A Comprehensive Corpus of Biomechanically Constrained Piano Chords: Generation, Analysis, and Implications for Voicing and Psychoacoustics
A new 19.3 million chord corpus overturns music theory, showing skewness is 5.8x more important than spread for predicting roughness.
Researcher Mahesh Ramani has generated and analyzed a massive, open-source corpus of approximately 19.3 million piano chords, representing the largest known dataset of its kind. The chords are uniquely constrained by realistic biomechanics, modeling a two-handed player with a 1.5-octave reach per hand, making every entry theoretically playable. This dataset provides an unprecedented map of the practical harmonic space available to pianists and serves as a foundational tool for computational musicology, generative AI modeling, and psychoacoustic research.
Using this corpus, Ramani conducted a rigorous analysis that challenges a core tenet of traditional music pedagogy. The study modeled how a chord's 'voicing'—the vertical arrangement of its notes—relates to psychoacoustic targets like dissonance (perceived roughness). Contrary to the common emphasis on 'spread' (the width between notes), the data revealed that 'skewness' (the asymmetry of the note distribution) is a far stronger predictor. Specifically, skewness was approximately 5.8 times more effective than spread at predicting roughness, with statistical significance (ΔR² ≈ 6.75%, p ≈ 0.0008).
This finding suggests that the clarity of 'open voicings' is driven less by overall width and more by placing wider gaps in the lower register while allowing tighter clustering in the treble (negative skewness). The research demonstrates the corpus's utility for moving beyond anecdotal theory into data-driven discovery, with implications for AI music generation, voice-leading algorithms, and a more nuanced understanding of how humans perceive harmony.

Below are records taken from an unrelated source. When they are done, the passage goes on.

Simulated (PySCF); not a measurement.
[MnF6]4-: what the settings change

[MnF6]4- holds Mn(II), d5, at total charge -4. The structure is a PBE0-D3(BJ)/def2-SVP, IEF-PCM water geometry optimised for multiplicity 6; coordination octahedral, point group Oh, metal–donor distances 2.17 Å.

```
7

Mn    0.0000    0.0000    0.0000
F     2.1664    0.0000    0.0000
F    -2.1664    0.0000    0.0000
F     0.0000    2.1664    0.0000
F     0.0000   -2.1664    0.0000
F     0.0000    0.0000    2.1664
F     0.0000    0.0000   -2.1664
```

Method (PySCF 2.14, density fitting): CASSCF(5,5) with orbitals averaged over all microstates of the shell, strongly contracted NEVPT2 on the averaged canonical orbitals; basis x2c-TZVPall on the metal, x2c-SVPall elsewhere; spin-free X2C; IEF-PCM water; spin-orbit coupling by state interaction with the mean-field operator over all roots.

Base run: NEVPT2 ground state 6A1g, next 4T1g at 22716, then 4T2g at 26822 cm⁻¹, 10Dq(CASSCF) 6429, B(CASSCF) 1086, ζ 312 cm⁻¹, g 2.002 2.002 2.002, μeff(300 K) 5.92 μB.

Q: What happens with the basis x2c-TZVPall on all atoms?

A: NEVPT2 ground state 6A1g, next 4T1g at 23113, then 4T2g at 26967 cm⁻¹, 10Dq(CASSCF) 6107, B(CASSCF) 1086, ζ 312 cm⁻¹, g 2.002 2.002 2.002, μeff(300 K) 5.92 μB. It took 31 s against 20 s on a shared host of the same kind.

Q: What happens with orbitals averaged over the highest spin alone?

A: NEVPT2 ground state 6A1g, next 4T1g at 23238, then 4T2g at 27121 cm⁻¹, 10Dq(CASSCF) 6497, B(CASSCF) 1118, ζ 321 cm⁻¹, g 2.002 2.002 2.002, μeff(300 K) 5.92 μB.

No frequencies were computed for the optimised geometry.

- Created a corpus of ~19.3 million piano chords, all constrained by realistic human hand spans (1.5 octaves per hand).
- Data analysis showed chord 'skewness' is ~5.8x more predictive of dissonance than traditional 'spread' (β ≈ +0.145 vs. -0.025).
- Challenges music pedagogy, suggesting open voicing clarity comes from low-register gaps and high-register clustering, not just width.
Why It Matters
Provides a massive, realistic dataset to train better AI music models and challenges foundational music theory with data-driven evidence.